Knowing how to make berries last longer will help you get the most out of these delicious but often pricey sweet treats.
Berries are expensive at the store any time of year, which makes it all the more frustrating when they spoil just a day or two later.
Fortunately, there is a simple, inexpensive way to make berries last longer — up to two weeks!
Why Do Berries Go Bad so Quickly?
In the wild, berry season is surprisingly short. Some varieties, like boysenberries, are only in season for two short months in May and June.
They’re Shipped from Overseas
Most of us think of berries as summer fruits, so we expect them to be available well into mid-autumn. To meet consumer demand, supermarkets import them from regions and countries where the growing season is longer.
With their soft-skins and juicy bodies, berries don’t ship well. They bruise easily and release their juices during transport in their sealed plastic clamshell or cardboard boxes.
Mold Loves Them
Mold, which favors a warm and damp environment, quickly begins to grow — especially on those at the bottom center of the container. You know, the ones you don’t see when you’re trying to find a package that are all in good shape.

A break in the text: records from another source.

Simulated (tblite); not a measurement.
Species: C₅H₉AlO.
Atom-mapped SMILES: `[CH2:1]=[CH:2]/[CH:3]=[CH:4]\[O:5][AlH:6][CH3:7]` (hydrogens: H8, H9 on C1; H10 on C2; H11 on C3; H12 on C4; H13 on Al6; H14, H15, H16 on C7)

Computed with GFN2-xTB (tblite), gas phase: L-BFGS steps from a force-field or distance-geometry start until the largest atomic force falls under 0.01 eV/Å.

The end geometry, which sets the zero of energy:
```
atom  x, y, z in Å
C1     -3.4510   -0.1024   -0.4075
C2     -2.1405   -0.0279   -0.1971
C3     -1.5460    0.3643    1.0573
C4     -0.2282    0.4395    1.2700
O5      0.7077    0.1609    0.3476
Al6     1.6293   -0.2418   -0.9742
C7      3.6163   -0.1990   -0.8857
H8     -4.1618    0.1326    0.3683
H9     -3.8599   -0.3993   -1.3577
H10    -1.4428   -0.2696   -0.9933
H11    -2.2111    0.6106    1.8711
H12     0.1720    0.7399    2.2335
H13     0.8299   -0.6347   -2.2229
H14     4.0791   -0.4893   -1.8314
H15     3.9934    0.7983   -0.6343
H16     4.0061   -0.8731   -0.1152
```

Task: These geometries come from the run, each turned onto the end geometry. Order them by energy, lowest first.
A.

That saying about it takes only one bad apple to spoil the bunch? It’s true about berries, too. Once one bruised strawberry or blueberry leaks juice that gets colonized by mold spores, the rest of the carton will go bad quickly, too.
How To Make Berries Last Longer
Buy in Season
As with most produce, berries are best when purchased in season. That’s when your supermarket looks to local suppliers, meaning your berries are fresh and haven’t been jostled around during a long transport.
In the U.S., berry season varies by region.
- Along the West Coast, and in the South and Southeast, fresh berries are available in gardens, stores, and Farmer’s Markets from May through mid-October.
- In the Midwest, berry season also starts in May but usually ends around mid-September.
- Those on the East Coast face an even shorter season: typically mid-June through late September.
To find out when they’re in season in your area, check with your local Farmer’s Market or use an online seasonal food guide.
Wash Berries Properly
Ordinarily, you should hold off washing produce until just before using it. (See this guide on how to store produce for other fruit and vegetable tips.) Berries and melons are exceptions to that rule.
Washing berries in a mold-inhibiting bath as soon as you bring them home from the store prolongs their lifespan. Here’s what to use.
Homemade Berry Wash
You will need:
- Distilled white vinegar (not apple cider vinegar)
- A clean sink or large bowl
- Mix one cup white distilled vinegar and five cups cool water in a clean bowl.
- Soak the berries in the vinegar bath for 5 minutes then remove them with a slotted spoon.
- Let them dry them on paper towels.
- Dunk their container in the vinegar water for 5 minutes to kill lingering mold spores. Be sure to toss out any padding that came in the container then line the bottom with a clean paper towel.
- Once the berries are thoroughly dry, return them to the container and store them in the fridge.
- Change the paper towel every day or two, and your berries will stay fresh up to two weeks.
Tips to Save and Use Them
Berries freeze well! Place them on a baking sheet so they’re not touching, freeze then transfer them to a resealable bag.
Frozen berries are great in smoothies and shakes, or you can pop them into a glass of wine or cocktail to keep it chilled. Here are some more great ways to use berries, too.
You still don’t need to throw berries away if they begin turning soft before you can use them. Turn them into homemade fruit roll-ups for a healthy, kid-pleasing snack.